So is now the time to grab the talent when you find it and the heck with cultural fit and all that touchy-feely stuff? Bad idea. It still only takes one missed fit to stunt innovation, increase dissention, lower morale and undermine productivity and some companies are being more careful than ever.
Rackspace CEO Lanham Napier said, “We’d rather miss a good one than hire a bad one.”
Kris Thompson, vice president of human resources at Lindblad Expeditions, a 500-employee adventure cruise company, said, “You can teach people any technical skill, but you can’t teach them how to be a kindhearted, generous-minded person with an open spirit.”
At KaBoom, a nonprofit that builds playgrounds, the board was hammering co-founder and CEO
Darell Hammond four years ago over the organization’s high employee turnover. “I rationalized that they were on the road too much, when in reality, it was the wrong fit in the wrong role.”
These companies jump through hoops to turn people off, not on.
Rackspace – “They’re here for nine or ten hours,” Napier said. “We’re very cordial about it. We’re not aggressive, but we haven’t met a human being yet who has the stamina to BS us all day.”
Lindblad – It sends job applicants a DVD showing not one, but two shots of a crew member cleaning toilets. A dishwasher talks about washing 5,000 dishes in one day. “Be prepared to work your butt off,” another says. “It’s meant to scare you off,” company founder Sven Lindblad said. It does. After watching the DVD and hearing an unvarnished description of life onboard a Lindblad ship, the majority of applicants drop out, Thompson said.
KaBoom – sends prospective project managers to one of its four-day playground building trips, with the actual build on the last day involving 200 to 300 volunteers, many of whom have questions for KaBoom staff. “If they’re not easily approached, or they’re easily stressed—this is the way we find out and they find out if it’s not going to work.”

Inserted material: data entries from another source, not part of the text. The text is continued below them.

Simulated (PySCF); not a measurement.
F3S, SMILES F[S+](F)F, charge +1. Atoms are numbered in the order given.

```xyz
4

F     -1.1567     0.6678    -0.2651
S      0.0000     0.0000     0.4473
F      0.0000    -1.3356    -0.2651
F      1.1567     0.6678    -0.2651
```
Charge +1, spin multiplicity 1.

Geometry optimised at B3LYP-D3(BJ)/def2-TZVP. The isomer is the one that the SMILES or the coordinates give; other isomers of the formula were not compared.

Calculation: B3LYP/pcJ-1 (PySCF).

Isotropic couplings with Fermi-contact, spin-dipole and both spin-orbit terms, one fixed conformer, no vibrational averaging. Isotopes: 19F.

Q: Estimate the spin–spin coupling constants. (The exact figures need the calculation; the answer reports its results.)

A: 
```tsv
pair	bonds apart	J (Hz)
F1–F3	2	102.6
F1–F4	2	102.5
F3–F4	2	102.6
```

Having people who are synergistic with your culture won’t homogenize your organization. Culturally compatible doesn’t mean being identical any more than married couples are identical. It also has nothing to do with an organization’s diversity. If the team includes seven hard workers who take pride in being on time/in budget while the eighth member is a slacker who doesn’t care you’re going to have trouble sooner or later no matter how good the slacker’s skill set.